St. Norbert College professors Abigail Trollinger and Anh Sy Huy Le, were selected as the recipients of this year's Franklin Research Fellowship, which is funded and administered by the American Philosophical Society (https://www.amphilsoc.org/).

The fellowship provides the financial support needed to conduct humanistic and social scientific research on topics that have conventionally been omitted from public understanding and to contribute to the advancement of academic knowledge. Usually, between 80 to 90 scholars nationwide are selected to receive the fellowship. To have two faculty historians chosen from the same institution is significant.

“I think, really, it speaks to the quality of research work conducted by our esteemed faculty and to a St. Norbert College education as a whole,” said Le.

Trollinger and Le will be using the fellowship to research and write books this summer. Le is a historian of East Asia and Trollinger is a historian of the 20th-century United States.

Anh Le bio:

Anh Le is a social and political historian of modern Vietnam and Sino-Southeast Asian relations. His research explores the interlinked dynamics and tensions between migratory networks, colonial capitalism and urbanization. He has published on topics ranging from trans-Pacific Chinese migration to the roles of Chinese rice commerce in the transformation of southern Vietnamese port cities. Le studied Chinese at Fudan University in China and Middlebury College as a Kathryn Davis Fellow for Peace.

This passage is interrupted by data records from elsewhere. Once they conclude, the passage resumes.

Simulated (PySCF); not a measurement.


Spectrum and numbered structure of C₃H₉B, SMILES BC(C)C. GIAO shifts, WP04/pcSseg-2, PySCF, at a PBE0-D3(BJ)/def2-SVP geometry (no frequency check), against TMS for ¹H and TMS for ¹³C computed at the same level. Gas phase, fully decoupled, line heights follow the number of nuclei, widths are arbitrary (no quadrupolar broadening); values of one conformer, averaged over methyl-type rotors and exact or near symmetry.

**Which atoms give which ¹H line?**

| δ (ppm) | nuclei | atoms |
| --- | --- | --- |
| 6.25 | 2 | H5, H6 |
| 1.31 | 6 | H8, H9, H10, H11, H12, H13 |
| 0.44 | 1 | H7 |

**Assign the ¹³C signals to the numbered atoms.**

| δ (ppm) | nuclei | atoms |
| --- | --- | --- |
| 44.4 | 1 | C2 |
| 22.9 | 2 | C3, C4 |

From 2016 to 2020, he conducted archival research in China, Taiwan, Singapore and Vietnam with the support of the SSRC-Andrew Mellon Foundation, the American Council of Learned Societies and the Lee Kong Chian Fellowship from the National Library of Singapore.


Abigail Trollinger bio:

Abigail Trollinger studies American urban and social welfare history, especially the ways that reformers and workers articulated their beliefs and goals to impact social welfare policy. She is also interested in the relationships between social workers and their “clients,” which were multifaceted and often highly contested.

Trollinger teaches courses on poverty and social welfare policy, immigration and women’s and gender history. She is also a firm advocate of bringing research and teaching into conversation with practice, so she teaches a methods course that includes archival research and several courses that include community engagement.